Netherworld is an engaging and engaged investigation of some of the most important ways of looking into the future employed by peoples of the past. Robert Temple lights up the darker reaches of the subject with abounding enthusiasm and an active sympathy for early questioners and fortune-telling professionals. He balances a robust scepticism toward potential cheats, biased readings, and strategies for establishing clairvoyant authority with a deep respect for the urge to discover the way things are tending.

Ranging heroically across ages and places, Temple brings the same fascination to each of many ancient modes of anticipating events (although astrology is, refreshingly, relegated back to the rather low-rent status it had in the Classical world), while looking for patterns in these ways of looking for patterns in the world. His concern to pick out what has been excluded from commentary can seem overstretched in places, but it's effective because this book works by not passing over the odd shape of anything.

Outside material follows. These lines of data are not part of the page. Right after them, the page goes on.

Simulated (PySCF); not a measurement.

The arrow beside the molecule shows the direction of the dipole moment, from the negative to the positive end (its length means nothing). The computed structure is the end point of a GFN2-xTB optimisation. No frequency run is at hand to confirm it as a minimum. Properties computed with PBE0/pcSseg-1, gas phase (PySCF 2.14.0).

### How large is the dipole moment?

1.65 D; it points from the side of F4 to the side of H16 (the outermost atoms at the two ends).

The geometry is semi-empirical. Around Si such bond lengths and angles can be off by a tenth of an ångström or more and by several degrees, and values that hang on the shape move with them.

Temple begins by exploring a rubbish-strewn tunnel in Southern Italy before claiming it as the original oracle visited by Homer and Aeneas. He provides a thorough and lively account of the oracular establishments across Greece and Italy, and demands a more realistic reappraisal of their place in the culture. He repeatedly draws attention to activities that are usually passed over in perplexity or embarrassment, particularly extispicy, the ubiquitous sacrifices and entrail-examinations of Classical Greece and Rome. It is a measure of his engagement with his subject that he can tell you what it is like to examine a freshly excised liver in an abattoir.

Gradations and varieties of oracular material and practice are duly clarified: "Signs indicate what might happen in nature, but portents are supposed to indicate what will occur with reference to ourselves". And in each case these practices were not just attempts to see what is coming, but culturally-specific confirmations that the individual, the group, or the state, fits into nature and into greater patterns.

From Europe, Temple moves to ancient China, a culture familiar to him from previous researches, but probably less so to most of his readers. He pores over carefully cracked scapulae and tortoise-shells, explaining the crucial nature, for Chinese questioners, of directions of breaks in their surfaces. These patterns, or hints towards patterns, and the number-patterning of the I-Ching, then lead him on to contemporary physics, and theories of deep structures in space and matter. Analogies and connections sometimes seem presumptuous, but with this subject you are starkly aware of the presumption (and arbitrariness) of any effort to comprehend ultimate order.

Temple rails, largely effectively, at hierarchies of knowledge, but he finds structures in knowledge as compelling as the original questioners found their myriad structures of meaning. At times the exposition seems wayward, but never for long. There is real wonder here in discovering the almost unintelligible past, to match the wonder inherent in trying to discover the future.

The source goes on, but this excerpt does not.